Tech Accelerator
Start small, and gather momentum with early successes
Data Overload
The insatiable demand for data and analytics by the business and regulators means that traditional data processing solutions are rarely up to the task. The result is large, slow databases, or ‘data islands,’ throughout the enterprise, which decrease data utility and increase the cost and complexity of deriving meaningful, actionable insights.
Brittle Architecture
Due in part to the architectural flux brought about by regulatory demands, many IT solutions have evolved their architectures in a knee-jerk fashion, rather than with a strategic view to the long-term. This application of tape and string has, over time, resulted in architectures that are easy to break, difficult to test and expensive to change.
Complex Change
Architectural brittleness and complexity makes software increasingly difficult to change, a problem which results in hugely inflated change budgets at a time where regulatory mandates require change to happen quickly and correctly. This is often exacerbated by poor software testing.
Production Problems
With such complex systems, brittle architectures and patchy test coverage, it is no surprise that firms suffer from production outages, performance dips or other incidents. Often the response is to commit more response to production support teams, which fails to address the problem at the source and further increases the total cost of ownership.
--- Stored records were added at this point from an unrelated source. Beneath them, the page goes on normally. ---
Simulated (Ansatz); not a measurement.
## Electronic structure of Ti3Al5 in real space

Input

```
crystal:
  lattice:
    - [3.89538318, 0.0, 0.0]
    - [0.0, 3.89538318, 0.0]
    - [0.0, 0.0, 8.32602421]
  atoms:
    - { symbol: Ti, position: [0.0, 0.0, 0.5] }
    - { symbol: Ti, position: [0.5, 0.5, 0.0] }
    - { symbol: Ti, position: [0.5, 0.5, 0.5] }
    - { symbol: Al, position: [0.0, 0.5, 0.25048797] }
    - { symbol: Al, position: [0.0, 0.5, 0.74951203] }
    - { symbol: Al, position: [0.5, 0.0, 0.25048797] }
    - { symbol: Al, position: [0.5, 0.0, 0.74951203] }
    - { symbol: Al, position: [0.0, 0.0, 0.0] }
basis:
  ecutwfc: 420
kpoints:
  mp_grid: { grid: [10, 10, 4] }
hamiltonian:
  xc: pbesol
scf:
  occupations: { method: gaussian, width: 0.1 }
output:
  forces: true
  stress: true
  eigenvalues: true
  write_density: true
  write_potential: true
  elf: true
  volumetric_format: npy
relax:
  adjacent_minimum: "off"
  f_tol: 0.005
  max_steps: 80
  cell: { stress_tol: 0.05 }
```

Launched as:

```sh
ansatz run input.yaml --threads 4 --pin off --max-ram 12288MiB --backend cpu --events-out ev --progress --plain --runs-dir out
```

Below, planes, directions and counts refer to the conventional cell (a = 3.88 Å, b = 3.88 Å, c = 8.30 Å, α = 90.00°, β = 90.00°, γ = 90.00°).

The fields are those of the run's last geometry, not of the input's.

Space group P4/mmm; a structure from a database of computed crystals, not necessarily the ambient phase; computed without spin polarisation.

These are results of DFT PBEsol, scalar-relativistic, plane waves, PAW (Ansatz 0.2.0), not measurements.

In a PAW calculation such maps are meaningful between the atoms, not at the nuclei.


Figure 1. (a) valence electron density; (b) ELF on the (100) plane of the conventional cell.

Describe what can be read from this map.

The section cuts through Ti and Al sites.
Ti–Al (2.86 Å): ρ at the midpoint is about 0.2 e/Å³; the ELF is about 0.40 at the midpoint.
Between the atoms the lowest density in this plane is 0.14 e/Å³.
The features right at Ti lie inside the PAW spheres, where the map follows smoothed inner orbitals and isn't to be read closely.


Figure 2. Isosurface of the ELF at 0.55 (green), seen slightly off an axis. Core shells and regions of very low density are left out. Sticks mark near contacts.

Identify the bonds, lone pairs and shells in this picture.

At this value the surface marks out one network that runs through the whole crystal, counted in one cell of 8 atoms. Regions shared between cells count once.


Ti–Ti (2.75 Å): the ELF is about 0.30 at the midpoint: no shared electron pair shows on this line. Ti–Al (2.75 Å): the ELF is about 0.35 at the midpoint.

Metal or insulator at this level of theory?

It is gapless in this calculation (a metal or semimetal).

Inefficient Infrastructure
Legacy platforms are both hardware-hungry and inefficient in their use of compute resources with millions of CPU-cycles wasted in data centers. Server infrastructure can also become increasingly difficult to manage due to configuration drift; and non-production environments often suffer contention between projects which creates further sluggishness and cost when implementing change.
The Challenge
While most technology owners understand the problems and have a good idea where the solutions reside, they often battle to secure buy-in and convince business stakeholders of the need for change.
The perceived cost to replace or upgrade legacy technology is difficult to qualify and estimate and, with benefits that are often difficult to articulate, making a case for change initiatives becomes problematic in budget-constrained environments. Budget cycles and the myopic nature of change management often mean that the case for architectural improvement is deprioritised in favour of work that, at least superficially, appears to yield more immediate benefit.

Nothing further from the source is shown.